Lawyers for the Republican National Committee filed a petition this week seeking review of an appellate court decision on coordination restrictions affecting parties and candidates.
The petition in the case, Cao v. Federal Election Commission, was filed Dec. 8. In September, an en banc panel of the Fifth Circuit Court of Appeals ruled against the plaintiffs, Rep. Anh “Joseph” Cao (R-La.), the Republican Party of Louisiana and the RNC. Cao and the RNC are represented by super-campaign finance litigator James Bopp, Jr. of Bopp, Coleson & Bostrom. Bopp is also an RNC vice-chairman.
The appellate court held that precedent going back to Buckley v. Valeo allowed Congress more leeway in restricting expenditures coordinated with a candidate, which are regulated as direct contributions. In Buckley, the court held that Congress could limit campaign contributions because of the possibility of quid pro quo corruption. But the Buckley Court also held that the government could not limit expenditures without violating the First Amendment.
Cao, who lost his bid for re-election in November, and the RNC want the court to invalidate a provision in campaign finance law restricting the ability of parties to effectively coordinate their expenditures with candidates.
The Fifth Circuit Court of Appeals held that the restrictions were justified by the rationale in Buckley—that Congress could regulate coordinated expenditures as contributions. The RNC argues the line between contributions and expenditures in this context is unclear, and the restrictions effectively limit much of their own speech without a sufficient anti-corruption interest (parties and candidates remain subject to federal contribution limits). As an alternative question, the RNC asked the court to decide whether coordination restrictions can apply if the party merely coordinates advertising time slot strategies with the candidate.
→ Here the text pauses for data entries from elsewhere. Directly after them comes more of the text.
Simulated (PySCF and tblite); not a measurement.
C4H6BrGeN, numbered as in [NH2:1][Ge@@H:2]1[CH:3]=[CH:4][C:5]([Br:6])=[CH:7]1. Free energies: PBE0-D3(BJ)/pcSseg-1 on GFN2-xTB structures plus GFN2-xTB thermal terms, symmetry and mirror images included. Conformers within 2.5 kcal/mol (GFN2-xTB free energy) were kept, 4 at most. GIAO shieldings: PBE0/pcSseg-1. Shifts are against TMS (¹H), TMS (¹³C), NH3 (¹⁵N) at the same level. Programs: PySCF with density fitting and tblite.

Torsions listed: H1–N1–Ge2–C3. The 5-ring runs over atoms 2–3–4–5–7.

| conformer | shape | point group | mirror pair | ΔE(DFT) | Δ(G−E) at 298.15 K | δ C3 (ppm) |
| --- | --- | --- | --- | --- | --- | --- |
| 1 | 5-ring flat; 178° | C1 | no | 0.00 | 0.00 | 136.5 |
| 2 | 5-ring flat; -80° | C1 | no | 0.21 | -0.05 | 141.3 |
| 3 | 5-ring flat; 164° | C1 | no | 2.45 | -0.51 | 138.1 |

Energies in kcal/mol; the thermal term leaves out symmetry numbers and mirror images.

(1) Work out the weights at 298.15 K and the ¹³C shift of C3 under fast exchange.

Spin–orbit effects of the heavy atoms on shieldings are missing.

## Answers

Under current law, parties are limited to contributing $5,000 to federal candidates and spending $42,100 in coordinated expenditures.
This issue has received bipartisan support, but in this particular case the RNC has aggressively challenged the law and the Democratic National Committee has remained relatively silent. That may change in the run-up to the 2012 campaign cycle.
In January, the Supreme Court ruled in Citizens United v. FEC that Congress could not prohibit the independent expenditures of companies, unions and advocacy groups. Citizens United restored the preeminence of the Buckley expenditure doctrine after the Court’s 1990 decision in Austin v. Michigan Chamber of Commerce muddled the issue by allowing restrictions on corporate expenditures). Many campaign finance observers note that national parties face a disadvantage in relation to independent groups in this new paradigm, and a bipartisan roster of former party lawyers, FEC commissioners and elected officials have urged a rethinking of party coordination restrictions to allow parties to more effectively assist candidates.
“This case shows that ‘independent expenditures,’ which are the only currently available avenue for a political party’s unlimited “own speech,’ do not adequately protect a party’s First Amendment right to engage in its own core political speech. And recent judicial decisions leave political parties—traditionally favored—at a disadvantage relative to corporations, unions, trade associations, special interest groups, and political action committees (‘PACs’) in their ability to engage in independent expenditures,” the RNC and Cao argue in the cert petition.
This week, the Center for Competitive Politics released an agenda focusing on policy issues Congress should address to modernize campaign finance law. Our first recommendation focused on removing party coordination restrictions:
Remove Limits on Coordinated Party Spending and Clarify the Coordination Standard
The Watergate-era coordination restrictions should be updated in light the Supreme Court’s decision in Citizens United. The odd result of past court precedent and legislation is to drive a wedge between parties and candidates. Parties can spend unlimited sums to help their candidates, but only if they do so independently of the candidates—that is, without sharing information on the candidate’s strengths and weaknesses, strategies, plans, polling data, and needs. Prior to McCain-Feingold, this dichotomy might have made some sense, in that parties could accept and spend “soft” money—funds raised outside the federal limits and source restrictions—to support candidates so long as they avoided “express advocacy.” Therefore, “soft money” could be spent independently and hard money could be spent in coordination (up to a limit) with the candidate. Since McCain-Feingold, however, national political parties have been prohibited from accepting any contribution that does not meet the limits and prohibitions of federal law. Thus, all party spending is “hard”-regulated and limited-money. There is no legitimate purpose in limiting the ability of political parties to spend unlimited “hard” money in coordination with a campaign. Eliminating the coordination barrier would allow parties and candidates to do what parties and candidates ought to do: work together to gain election, and to spend money on the races they deem most important. Prominent political attorneys, such as Democratic lawyer Marc Elias, advocated for such a change recently in testimony before the FEC.
Congress may not be willing to remove their self-imposed coordination handcuffs. But, if the Supreme Court takes up the case, political lawyers of all stripes should be able to show that restricting parties from advocating on behalf of their candidates—using limited, regulated dollars—violates the First Amendment.